Is there a documentation for Extractor class? #1656

Ailothaen · 2021-06-29T17:12:50Z

Ailothaen
Jun 29, 2021

Related to this issue: #1443

I want to start writing an extractor, but I feel a bit confused by how I should do it. I looked at some extractors and at the base Extractor class, and I do not really see how I could adapt it to my use case.

Is there any documentation for the Extractor class, that explains the role of each attribute and method, and how they are to be used?

mikf · 2021-06-29T18:58:28Z

mikf
Jun 29, 2021
Maintainer

There is no documentation for that, but I should be able to answer your questions and give a quick overview over how things are supposed to be used:

Important methods are items() and request().
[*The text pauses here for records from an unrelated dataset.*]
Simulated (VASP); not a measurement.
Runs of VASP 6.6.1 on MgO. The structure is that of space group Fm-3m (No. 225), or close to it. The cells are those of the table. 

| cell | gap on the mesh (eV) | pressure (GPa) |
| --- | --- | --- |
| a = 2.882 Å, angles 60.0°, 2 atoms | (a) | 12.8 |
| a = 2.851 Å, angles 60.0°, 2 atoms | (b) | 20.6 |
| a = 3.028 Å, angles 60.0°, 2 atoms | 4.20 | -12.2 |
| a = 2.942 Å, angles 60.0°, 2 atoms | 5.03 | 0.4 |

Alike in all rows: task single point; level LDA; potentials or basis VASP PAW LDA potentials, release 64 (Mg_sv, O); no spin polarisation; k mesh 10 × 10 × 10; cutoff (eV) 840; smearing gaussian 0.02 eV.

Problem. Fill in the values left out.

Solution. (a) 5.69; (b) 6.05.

items() should return the results with yield Message.Directory, metadata and yield Message.Url, url, metadata. Message.Directory sets the target directory, Message.Url causes url to be downloaded.
request() is used for HTTP requests. It works more or less like request's session.request() in that you'd do something like self.request(url, params=params, headers=headers).json() to for example fetch a JSON resource

Important attributes are category, subcategory, directory_fmt, filename_fmt, archive_fmt, and pattern:

category in your case should be "wikipedia" or "wikimedia"
subcategory should describe in one word what this extractor class is capable of handling, e.g. "article"
*_fmt are the default format strings
pattern is a regular expression that should match all URLs the extractor can handle. The resulting match object is the first real argument of an extractors's __init__()

0 replies

Ailothaen · 2021-09-08T13:33:31Z

Ailothaen
Sep 8, 2021
Author

Hello,

I wanted to get back on trying to implementing a Wikipedia extractor (for articles first, at least), and I tried again to look at some extractors + the main Extractor object to understand their base structure and how they work.
However, I still wannot wrap my head around most of the stuff that I see. The most confusing, I would say, is how the process is supposed to go: what triggers the extractor, what class is called first, what are the necessary things we have to send apart from the URL? I could understand the parts involving yield and the Message object, but for the rest I am quite lost.

I think it would be really great if you could write a documentation about how to write an extractor, starting from a base code and going step by step: starting maybe with a simple example (direct URL?), then going to a bit more complex examples (using config variables, tokens, cookies, involving postprocessors...). The goal would be not really to explain "how to code" (we know how to Python, after all), but more to give an overview of the "API" offered by gallery-dl.

Thank you!

0 replies

rachmadaniHaryono · 2021-11-22T12:19:40Z

rachmadaniHaryono
Nov 22, 2021

task1

extractor should return https://example.com/p1/main.jpg when given url under https://example.com/p2/

create extractor module, in this case we will create example.py on gallery_dl/extractor
add your module name to gallery_dl.extractor.__init__.modules, in this case example from example.py

modules = [
  ...
  'example',
  ...

create extractor class

from here there is 2 solution. solution 1 is the simplest extractor.
solution 2 is choosen because it will be used on future task.
your extractor name will be tested on test/test_extractor.py:TestExtractorModule

3.1 solution 1

from .common import Extractor, Message

class ExampleExtractor(Extractor):
  category = 'example'
  pattern = 'https://example.com/p2/'

  def items(self):
    yield Message.Url, 'https://example.com/p1/main.jpg', {}

3.2 solution 2

from .common import Extractor, Message

BASE_PATTERN = r"(?:https?://)?example\.com"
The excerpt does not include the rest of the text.